CS 194-26: Image Manipulation and Computational Photography, Fall 2017

Project 1: Images of the Russian Empire

Xin Yu Tan, cs194-26-aee

Overview

Sergei Mikhailovich Prokudin-Gorskii was Russian photographer who took separate red-, green-, and blue-filtered images of different locations around the world. These red, blue, and green prints have been stored in the Library of Congress, and we can post process them to a compute a single RGB image from the three separate channels.

The approach I used to align the red, green, and blue channels was to compute the normalized cross coefficient. Given im1 and im2 representing two channels of the same image as vectors in R^n, the normalized cross coefficient is defined as:

im1/norm(im1) • im2/norm(im2), where • is the vector dot product

Images that receive a higher NCC value are better aligned. Therefore, we can separately perturb the red and green channels by shifting to different values in a 30x30 grid and computing which shifted version of the red and green channels have a higher NCC value as compared to the blue channel. The shifted versions of the red and green channels that have the highest NCC are then stacked with blue channel to form an RGB image.
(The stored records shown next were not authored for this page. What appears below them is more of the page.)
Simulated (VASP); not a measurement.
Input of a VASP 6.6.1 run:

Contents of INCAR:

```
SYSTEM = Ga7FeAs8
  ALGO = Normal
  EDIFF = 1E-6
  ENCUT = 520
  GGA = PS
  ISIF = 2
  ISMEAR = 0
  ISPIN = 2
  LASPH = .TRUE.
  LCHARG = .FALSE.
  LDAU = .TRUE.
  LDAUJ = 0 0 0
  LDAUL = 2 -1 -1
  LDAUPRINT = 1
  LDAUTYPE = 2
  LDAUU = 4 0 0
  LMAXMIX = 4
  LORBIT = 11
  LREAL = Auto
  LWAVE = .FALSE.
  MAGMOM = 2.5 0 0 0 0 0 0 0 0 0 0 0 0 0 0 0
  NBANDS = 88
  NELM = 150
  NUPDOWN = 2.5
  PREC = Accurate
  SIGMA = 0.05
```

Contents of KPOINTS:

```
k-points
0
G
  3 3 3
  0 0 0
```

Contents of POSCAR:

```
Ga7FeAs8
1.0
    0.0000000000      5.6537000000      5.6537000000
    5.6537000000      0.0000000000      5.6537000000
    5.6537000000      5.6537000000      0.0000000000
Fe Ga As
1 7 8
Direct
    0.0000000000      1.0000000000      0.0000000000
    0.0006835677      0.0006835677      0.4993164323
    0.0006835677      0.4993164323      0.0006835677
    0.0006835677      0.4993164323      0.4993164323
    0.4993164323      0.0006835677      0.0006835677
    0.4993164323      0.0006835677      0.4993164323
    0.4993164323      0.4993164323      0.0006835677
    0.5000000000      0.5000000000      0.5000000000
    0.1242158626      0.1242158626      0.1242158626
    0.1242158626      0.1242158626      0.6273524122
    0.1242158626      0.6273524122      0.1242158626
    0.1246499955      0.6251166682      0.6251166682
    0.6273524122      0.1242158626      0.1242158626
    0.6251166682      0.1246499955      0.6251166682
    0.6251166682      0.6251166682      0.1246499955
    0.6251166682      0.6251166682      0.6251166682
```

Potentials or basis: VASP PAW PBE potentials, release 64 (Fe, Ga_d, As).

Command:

For images that are much larger, it is more efficient to find the best translational shift on each layer of an image pyramid for the red, green, and blue channels. We repeatedly scale images to 1/2 size until the image is no smaller than 64x64 pixels. We then find the best translation shift of this low resolution image and apply an appropriate shift to the original image. (For example, if the image was scaled down by a factor of 8, then we would want to apply 8 times the best translation shift of the lower resolution image back to the full size image.) We then continue with an image no smaller than 128x128, 256x256, etc. until we reach the original sized image. This way we can compute the NCC for a much larger range of translational shifts in a relatively fast manner.

The main challenge I faced was computing the NCC including the outer parts of red, green, and blue channels. In the naive implementation on small images, I had cropped the image by 15 pixels on each side and that worked well to discount the distortions at the edges of the images (which arise because the images were recorded on physical material whose quality decayed over the passage of time). However, I used this same 15 pixel cropping for the larger images; however, that didn't fully remove the edge distortions. What worked well was removing 10% of pixels on each side of the image instead.